The 317th Aircraft Maintenance Squadron assigned to Dyess Air Force Base, Texas, recently transitioned to a newly-adopted wash process in April, which cuts down the wash time of the aircraft by over 50 percent.

With the flying tempo and operations of the C-130J Super Hercules, maintaining the airframe is imperative to the mission success of the 317th Airlift Wing.

The C-130 is the workhorse of the U.S. Air Force and it is the only aircraft with the capabilities to land on almost any surface. With the constant deployment rotations to desert countries such as Qatar, Kuwait and Djibouti, Africa, the planes come back to the U.S. in need of cleaning from the dirt, debris and engine exhaust.

“It’s important to have the planes on a wash rotation so we can keep them flying and completing their mission,” said Senior Airman Justin Purcell, 317th AMXS C-130J crew chief. “There is no better feeling than watching a plane take off to complete a sortie or mission and knowing you are the reason it’s flying.”

When the C-130 is brought in for a wash, it is placed in a non-flying status which only occurs every 180 days or shorter, depending on the necessary maintenance needed for that specific aircraft. For Dyess, the average wash time from beginning to finish was approximately 48 hours before the new wash program was put into place.
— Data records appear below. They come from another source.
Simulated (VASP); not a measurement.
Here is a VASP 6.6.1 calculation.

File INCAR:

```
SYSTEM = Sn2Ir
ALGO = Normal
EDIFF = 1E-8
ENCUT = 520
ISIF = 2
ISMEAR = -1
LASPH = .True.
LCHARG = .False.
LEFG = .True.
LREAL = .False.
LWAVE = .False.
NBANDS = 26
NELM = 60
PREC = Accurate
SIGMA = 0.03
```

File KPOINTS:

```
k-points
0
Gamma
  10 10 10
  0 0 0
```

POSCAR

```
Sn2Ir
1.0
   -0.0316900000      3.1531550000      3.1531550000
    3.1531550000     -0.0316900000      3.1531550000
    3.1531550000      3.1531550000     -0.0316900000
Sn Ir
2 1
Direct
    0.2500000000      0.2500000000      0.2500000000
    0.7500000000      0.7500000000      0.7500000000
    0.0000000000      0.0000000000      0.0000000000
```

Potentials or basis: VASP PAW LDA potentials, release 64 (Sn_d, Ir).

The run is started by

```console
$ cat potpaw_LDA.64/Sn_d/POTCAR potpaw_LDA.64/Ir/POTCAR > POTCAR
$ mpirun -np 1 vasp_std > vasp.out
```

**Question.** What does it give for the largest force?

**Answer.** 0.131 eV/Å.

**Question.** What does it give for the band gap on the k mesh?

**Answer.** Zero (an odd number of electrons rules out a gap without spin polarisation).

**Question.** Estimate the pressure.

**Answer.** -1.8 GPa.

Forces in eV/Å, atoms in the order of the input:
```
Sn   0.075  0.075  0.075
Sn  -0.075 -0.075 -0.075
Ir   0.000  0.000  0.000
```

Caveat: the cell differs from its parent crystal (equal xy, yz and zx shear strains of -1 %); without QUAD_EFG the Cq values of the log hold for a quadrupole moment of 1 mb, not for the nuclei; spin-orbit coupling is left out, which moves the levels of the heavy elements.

In April, several members of the 317th AMXS visited Dyess’ sister C-130 wing, the 19th Airlift Wing at Little Rock Air Force Base, Ark., where they were given a tour of the C-130 wash rack hangar. During the tour, the members spoke with Airmen who helped develop a program which cut the wash process by over 50 percent.

“After visiting Little Rock’s hangar and meeting their maintainers, I really took the time to break down our wash process at home and improve the overall completion time of the wash,” said Tech. Sgt. Kerry Reyes, 317th AMXS wash program day shift supervisor. “I helped create the Critical Process Improvement team to ensure the process was possible and could be correctly put into place.”

The average wash time from start to finish was approximately 48 hours before the new wash program was put into place. After the CPI team made the improvements such as training and workload division, the total wash time decreased by 27 hours.

“With the new wash process, you can tell a huge difference in aircraft availability because the wash is now more effective,” said 2nd Lt. Dan Boeke, 317th Aircraft Maintenance Squadron flight commander. “But the biggest takeaway to these changes is the time being given back to the Airmen.”

The CPI team was created with the sole purpose to find issues, improve them and put processes into action. Coordination between units such as maintenance and operations made the change over easier by allowing the squadrons to each have an input on what would make the wash program more effective.

“Our team has spent a tremendous amount of time researching and coming up with new ideas to increase the productivity of this program,” said Reyes. “As a supervisor, it’s your job to look after your Airmen and lead by example. This improved wash process impacts the Airmen the most, by allowing them to spend more time in their core jobs as maintainers and less time completing an undesirable task.”

As a part of the recently adopted process, new equipment is due to be purchased to replace the existing wash suits being used. The impact of the new wash suits are expected to increase the durability and comfort for Airmen using the suits for more than 12 hours at a time. The suits, much like Little Rock’s, will have cooling packs placed inside the rubber overalls and are designed to stay at a constant 55 degrees for over 3 and a half hours in 100 degree weather.

“This entire process has been a game changer since the very beginning,” said Reyes. “It’s my goal to keep pushing ideas to leadership in hopes that we can make a positive change for the Airmen.”

The Air Force vision statement says it all: The World’s greatest Air Force – powered by Airmen, fueled by innovation.